Home to numerous violent Islamist extremists, the region suffers from political instability and sometimes regular coups, including two in Mali and Burkina Faso and one in Chad since 2020.

In some Sahel countries, journalists are persecuted by armed Islamist factions and ruling military juntas alike — the former abducting or killing reporters, the latter restricting press freedoms or conducting arbitrary arrests.

“We have seen the trends that after taking power, the military juntas have not hesitated to reshape the media landscape in order to better serve their interests,” said Sadibou Marong, sub-Saharan Africa director at Reporters Without Borders, which this week published a new report on the region. “This has been the case in Mali and Burkina Faso, where local broadcasting of several French media outlets has been suspended.”

While the release of Dubois after 711 days in captivity — the 48-year-old French freelancer had been held by al-Qaida-linked Jama’at Nusrat al-Islam wal-Muslimin — is cause for celebration, Marong said threats to reporters covering the region are growing.

Contacted by VOA, Dubois’ wife, Deborah, said her husband, who was freed at the end of March, is not currently giving interviews.

An editor who has worked with Dubois, Sonia Delesalle-Stolper, told VOA the French newspaper she works for has been affected by the unrest across the Sahel.

“It’s been quite challenging over the last two years for Liberation and our coverage of the Sahel,” said Delesalle-Stolper, the newspaper’s chief foreign editor. “First of all, we had our correspondent in Mali, Olivier Dubois, who was taken hostage in April 2021 and has just been freed over the last two weeks … and the other correspondent who worked afterwards in Mali has decided recently to come back to France, because it has become too dangerous and there are too many threats towards freedom of press.”

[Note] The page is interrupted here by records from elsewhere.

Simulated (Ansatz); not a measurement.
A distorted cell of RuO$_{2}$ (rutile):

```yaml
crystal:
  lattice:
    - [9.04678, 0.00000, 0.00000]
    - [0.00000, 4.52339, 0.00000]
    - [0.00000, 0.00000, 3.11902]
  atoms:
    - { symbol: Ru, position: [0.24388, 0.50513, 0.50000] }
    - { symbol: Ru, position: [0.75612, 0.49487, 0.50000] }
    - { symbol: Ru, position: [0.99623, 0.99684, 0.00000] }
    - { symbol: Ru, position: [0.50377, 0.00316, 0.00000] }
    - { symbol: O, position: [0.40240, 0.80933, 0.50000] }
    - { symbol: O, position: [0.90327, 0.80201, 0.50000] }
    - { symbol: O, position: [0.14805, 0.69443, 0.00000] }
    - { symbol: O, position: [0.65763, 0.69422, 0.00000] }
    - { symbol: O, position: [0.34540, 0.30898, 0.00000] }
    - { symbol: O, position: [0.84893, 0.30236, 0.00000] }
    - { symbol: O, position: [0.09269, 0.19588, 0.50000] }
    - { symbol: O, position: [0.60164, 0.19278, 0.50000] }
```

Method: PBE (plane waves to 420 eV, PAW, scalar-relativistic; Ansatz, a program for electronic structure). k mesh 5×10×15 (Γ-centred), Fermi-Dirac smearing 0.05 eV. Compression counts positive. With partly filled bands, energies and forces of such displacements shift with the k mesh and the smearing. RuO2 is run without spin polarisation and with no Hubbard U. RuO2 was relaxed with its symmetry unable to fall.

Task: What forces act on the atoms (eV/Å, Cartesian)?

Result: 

Things aren’t much better in neighboring Burkina Faso, she added, noting that Liberation and Le Monde each saw a correspondent expelled from the country in recent days after publishing content perceived by leaders of its military junta as critical of the government.

“So it has become very difficult for the foreign press and Liberation, but as well for the press who have been working locally in Burkina, who are still there, and have more and more difficulties to cover what’s going on,” Delesalle-Stolper said.

Sahel, Africa
Sahel, Africa

Although Dubois has been freed, other local reporters who have been abducted haven’t been heard from since, the Reporters Without Borders report said. Among them are Malian radio journalist Moussa M’Bana Dicko, who was kidnapped in 2021, and Hamadoun Nialibouly, abducted in Mali in 2020.

Not in the field

Benin-based freelance journalist Flore Nobime says working in her country is also becoming more fraught.

“It is becoming more and more difficult for journalists to travel to the northern border areas of Benin to work because of the insecurity that now prevails there,” she told VOA. “We fear armed groups — and, on the other hand, it can turn into a nightmare when we come across the defense and security forces.”

Nobime was detained along with a Dutch reporter last year while reporting from the country’s northern region. Both were accused of espionage, and the foreign journalist was deported.

With so many restrictions on movement and threats to security, some journalists are opting to cover large parts of the Sahel from the various capitals or even from abroad.

Since last year, Mali has permanently suspended Radio France International (RFI) and France24, while Burkina Faso has banned their broadcasts.

David Bache, who worked in Mali as RFI’s correspondent for some four years, has been unable to acquire a Malian visa or press accreditation since early last year — prior to the RFI ban.

“It’s more difficult for the Malian colleagues who are in the country,” he told VOA. “The journalists who used to work for our broadcasts, for Radio France International and who were based in Mali, some of them have traveled and are now in another country.

“One of them is now in Senegal,” he added, “and other people are still in Mali but don’t work for us anymore because it’s too dangerous for them.”

In Mali itself, according to an RSF report, numerous local radio stations have been shuttered, reflecting a similar trend in Burkina Faso.

Bache says he uses his large network of contacts to continue reporting on Mali from Paris, but that it’s always better to be on the ground.

For many Sahel reporters, though, that remains too difficult and risky at the moment.